Like the nebishy Alan, starchy Derek offers John scant competition. American lit students might ignore Don Ottavio and view Craig Johnson's hand-wringing ineffectuality more as a latter-day Reverend Dimmesdale as he works out of his mini house trailer church. There is much to ponder when Rice has Nina Dogg Filippusdottir, instinctual yet principled as Anna, wear a blouse stained with her father's blood long after her midnight misadventure. Anna thought -- or wanted to think -- that it was her husband blindfolding and ravishing her. That bloody blouse encourages us to think of her shame in Scarlet Letter terms.
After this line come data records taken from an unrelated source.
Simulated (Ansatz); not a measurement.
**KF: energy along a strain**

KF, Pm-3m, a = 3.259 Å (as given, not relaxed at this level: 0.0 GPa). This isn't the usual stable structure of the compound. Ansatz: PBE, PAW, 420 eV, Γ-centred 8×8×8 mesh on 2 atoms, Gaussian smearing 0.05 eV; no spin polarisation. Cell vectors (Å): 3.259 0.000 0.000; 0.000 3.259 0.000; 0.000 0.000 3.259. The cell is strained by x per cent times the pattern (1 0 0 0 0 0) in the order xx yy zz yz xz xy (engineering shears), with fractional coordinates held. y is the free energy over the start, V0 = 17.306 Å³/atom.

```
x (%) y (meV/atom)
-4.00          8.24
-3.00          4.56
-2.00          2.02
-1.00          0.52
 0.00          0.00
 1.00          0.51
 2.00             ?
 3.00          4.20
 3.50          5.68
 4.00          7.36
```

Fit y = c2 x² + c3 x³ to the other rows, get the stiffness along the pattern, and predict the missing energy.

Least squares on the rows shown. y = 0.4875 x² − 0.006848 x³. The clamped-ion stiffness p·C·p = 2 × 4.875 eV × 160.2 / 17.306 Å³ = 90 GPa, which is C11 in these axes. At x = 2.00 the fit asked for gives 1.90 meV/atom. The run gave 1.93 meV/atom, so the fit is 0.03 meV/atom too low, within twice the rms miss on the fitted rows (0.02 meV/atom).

As for Elvira's unquenchable obsession with John, Amy Marston may remind you of Edvard Munch's iconic Scream. Modernity hangs heavy on this Mozart makeover, with none of the romantic chemistry retained by Tristan & Yseult, and it isn't pretty. Don John mesmerizes with its tawdry, vivacious style, occasionally hilarious but always deliciously dark. (Through June 7)

Story of a Rabbit -- Greeting every member of the audience as they entered the theater, writer/performer Hugh Hughes was ingratiating even before his Story began. Nor did he retreat into a shell after he and his diffident tech partner, Aled Williams, began their narrative. Hughes cordially served tea to one lucky ticketholder at the beginning of the show and to another at a convenient resting spot.

Our host waxed philosophical at several points in his story and geometrical at others. Along with lights and AV equipment, Aled picked up a guitar and sang two or three intentionally horrid songs. Visual aids used by Hughes during his tale were similarly cheesy: a clay rabbit, a telephone, and a doll that alternately represented himself and his father in assorted demos.

Actually, two stories weirdly intersected, both dealing with DEATH, the word conveniently projected on the upstage screen as the show began. The main story was really the death of Hugh's father and Hugh's hurried, confused journey to the funeral. Hugh's brief stewardship of a neighbor's rabbit was secondary -- but fatal! -- connecting surreally with the funeral narrative at a key moment.

While it was consistently entertaining to grapple with the question of whether we were dealing with a simpleton or a condescending wise guy, Rabbit hopped over its opportunity to powerfully break through the fourth wall. That could have been accomplished if Hughes had given us a better glimpse of who his father was and the uniqueness of their relationship. Like the geometric diagram on the flip pad helping us to ponder the mystery of his father's last moments on earth, the core of Hughes' confessional remained two-dimensional.

Opera

• Louise -- Composer/librettist Gustave Charpentier's story is simple enough. Our poet hero Julien has written to the father of his dear Louise, beseeching the hand of his darling daughter in marriage. Dad and Mom, both wholesome blue-collar types, despise Julien's unindustrious Bohemian profession almost as much as his raffish Parisian lifestyle. When neither Julien's courtesy nor Louise's ardent entreaties are enough to secure Pappa's blessing, Louise keeps her promise and elopes with her serenading poet -- until she learns from a distraught Mamma that her departure has made Dad gravely ill. Louise's folks still want to possess and dictate to their daughter, but love and the irresistible lure of Paris are victorious.

A thin storyline for a four-act opera, no doubt, and Charpentier isn't nearly as adept at infusing the glamour of Paris into his plot as Puccini's La Boheme, evolved from an Henri Murger novel by a pair of skilled librettists. More annoying is Charpentier's counterintuitive insistence that Louise's parents live in the Paris they despise, close neighbors of the infatuated Julien. So the couple must elope away to their Parisian love nest, but not so far that Mamma cannot easily find them.

That might be a little disorienting to first-time viewers who haven't confirmed these geographical anomalies in a detailed synopsis beforehand -- or perused stage director Sam Helfrich's illuminating program notes. Unfortunately, the Spoleto singers and design team aren't consistently successful in executing Helfrich's concept.

Set designer Andrew Cavanaugh Holland spreads the parents' apartment -- flatly and drably -- across nearly the entire Gaillard Auditorium stage. Then the entire family huddles in wee corner, none visible full face to the audience, around a table barely sufficient for serving cocktails at a sidewalk cafe. To make Louise's homelife even more stifling, bass baritone Louis Otey sings the father's music with an unrelenting mix of gruffness and querulousness, compressing the arc of his development. Barbara Dever gives us a more three-dimensional portrait of the less-sympathetic Mom but without quite the same vocal purity we hear from Otey.